I’m not a fan of unitaskers when it comes to kitchen tools, and spiralizers fall into that category. Sprializers come in all shapes and sizes, inspired by everything from pencil sharpeners to apple corer/peelers; some are very small, some larger than a food processor, and some even attach to your standing mixer. But they still only do one thing: turn your vegetables into spiral-shaped noodles, or zoodles, coodles, boodles, depending on the vegetable.
There are however, two indispensable multitaskers, which you may already own, that will produce all of the veggie noodles you’re craving, and more: a julienne peeler, and a standard vegetable peeler.

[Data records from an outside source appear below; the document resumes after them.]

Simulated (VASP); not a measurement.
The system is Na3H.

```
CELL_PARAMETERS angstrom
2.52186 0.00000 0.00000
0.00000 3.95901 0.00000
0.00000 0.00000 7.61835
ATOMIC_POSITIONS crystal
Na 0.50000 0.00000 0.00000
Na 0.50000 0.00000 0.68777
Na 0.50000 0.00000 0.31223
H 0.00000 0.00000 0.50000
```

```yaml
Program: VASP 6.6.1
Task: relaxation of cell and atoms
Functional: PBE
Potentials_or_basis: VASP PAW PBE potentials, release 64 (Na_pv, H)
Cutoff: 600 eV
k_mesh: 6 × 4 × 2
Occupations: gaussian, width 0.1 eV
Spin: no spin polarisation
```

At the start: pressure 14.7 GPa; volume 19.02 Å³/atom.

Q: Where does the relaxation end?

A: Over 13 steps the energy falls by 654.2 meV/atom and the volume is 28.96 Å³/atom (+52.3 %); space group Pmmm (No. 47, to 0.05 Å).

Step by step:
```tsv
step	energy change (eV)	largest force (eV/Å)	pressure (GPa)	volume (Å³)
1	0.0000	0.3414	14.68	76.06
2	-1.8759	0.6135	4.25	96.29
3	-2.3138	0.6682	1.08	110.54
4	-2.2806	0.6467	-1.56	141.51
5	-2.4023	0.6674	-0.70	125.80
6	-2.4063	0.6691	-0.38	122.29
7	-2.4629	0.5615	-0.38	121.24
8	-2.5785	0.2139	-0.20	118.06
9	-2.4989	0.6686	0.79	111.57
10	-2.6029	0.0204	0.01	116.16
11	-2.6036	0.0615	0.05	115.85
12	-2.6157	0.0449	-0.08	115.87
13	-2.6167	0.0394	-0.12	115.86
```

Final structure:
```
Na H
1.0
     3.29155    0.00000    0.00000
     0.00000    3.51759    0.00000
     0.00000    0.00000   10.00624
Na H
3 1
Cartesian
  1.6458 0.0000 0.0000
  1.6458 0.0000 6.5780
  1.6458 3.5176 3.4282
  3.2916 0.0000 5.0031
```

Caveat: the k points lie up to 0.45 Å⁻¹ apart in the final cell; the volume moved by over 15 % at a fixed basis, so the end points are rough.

A julienne peeler (on the right) has a series of small teeth that, when scraped across vegetables like zucchini or carrot, produce thin ribbons of vegetable, similar to angel hair pasta. The julienne peeler can also be used to shred cabbage, hard cheeses, and zest citrus fruits. For wider noodles that resemble pappardelle, a standard vegetable peeler will do the trick.
Vegetable noodles cook in less than two minutes, and can then be sauced just like pasta, with pesto, tomato sauce, cream sauce, or even just browned butter and parmesan. The noodles can also be served raw with a simple vinaigrette and served as a side, or added to a salad.